The Inertia for Good Editor
NCI, Australia's national research computing facility, created a stunning video showing exactly how one of the most complex climate systems on earth works.

Looks hot. Definitely hot.

The Inertia

Heat waves are unbearable. Well ok, unless you actually die from a heat wave then “unbearable” is technically an exaggeration. But they definitely aren’t fun. That’s something you can’t argue. You think you can’t handle a summer heat wave. You sweat your way through a few really hot days. You crank the A/C and run up your electricity bill. And you complain. A lot.
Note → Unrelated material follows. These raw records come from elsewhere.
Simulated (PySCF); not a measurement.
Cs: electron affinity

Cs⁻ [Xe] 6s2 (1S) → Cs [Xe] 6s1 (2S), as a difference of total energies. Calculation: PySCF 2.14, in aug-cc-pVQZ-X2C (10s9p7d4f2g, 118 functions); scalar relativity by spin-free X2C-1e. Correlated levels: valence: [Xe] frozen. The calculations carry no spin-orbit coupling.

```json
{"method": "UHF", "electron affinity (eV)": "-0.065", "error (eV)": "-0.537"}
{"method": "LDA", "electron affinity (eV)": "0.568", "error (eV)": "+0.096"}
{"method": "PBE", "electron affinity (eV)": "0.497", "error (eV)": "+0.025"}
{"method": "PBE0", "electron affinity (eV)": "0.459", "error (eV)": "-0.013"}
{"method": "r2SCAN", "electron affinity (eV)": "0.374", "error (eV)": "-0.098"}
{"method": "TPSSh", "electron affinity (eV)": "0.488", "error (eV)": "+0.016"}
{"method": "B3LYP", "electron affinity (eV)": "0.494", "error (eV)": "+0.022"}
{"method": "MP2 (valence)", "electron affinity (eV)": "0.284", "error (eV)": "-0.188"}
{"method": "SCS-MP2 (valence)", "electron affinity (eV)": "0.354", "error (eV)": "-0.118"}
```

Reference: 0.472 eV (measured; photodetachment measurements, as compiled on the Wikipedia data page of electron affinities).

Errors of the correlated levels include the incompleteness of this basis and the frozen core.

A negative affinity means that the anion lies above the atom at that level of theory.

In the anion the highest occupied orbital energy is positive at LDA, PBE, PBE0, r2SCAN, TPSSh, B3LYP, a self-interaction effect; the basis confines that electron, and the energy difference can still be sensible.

Ok, so we’re all familiar with heat waves. We know what they are. And that exact same concept applies to the ocean. Just like the summer afternoon sun heats asphalt to the point it’ll melt your sandals and you get to enjoy a few sleepless nights, our planet’s largest bodies of water also endure days at a time of extended extreme heating, which you’d imagine sucks just as much for fish and coral and other underwater stuff. It’s a natural thing. It’s nothing to freak out over even if it sounds like it’s straight out of An Inconvenient Truth. What is worth noting, though, is the frequency they’re occurring at nowadays.  

Scientists define marine heat waves as a bout of hot water lasting for at least five consecutive days. And that water must be exceptionally warm for its region or area in that time period. The extreme heat can definitely wreak havoc on their underwater environment and is especially linked to coral bleaching and damaging reef environments, but a drastic shift in temperature isn’t going to destroy anything and everything in its path under the surface of the ocean.

When researchers dug through data recently, they found that these marine heat waves are starting to happen more frequently and last noticeably longer than they used to in a little more than the past century. Their sea-surface temperature data dated back as far as 1900 and their satellite data was collected from as far back as 1982, revealing a handful of changes. First, the number of days each year some part of the ocean has a heat wave increased by 54 percent between 1925 and 2016. They are also 34 percent more likely in that same time period and lasting 17 percent longer now than a century ago.


What does it all mean? Well, scientists do attribute the rise in marine heat waves to climate change. And yes, because of this, they expect the trend to continue to rise.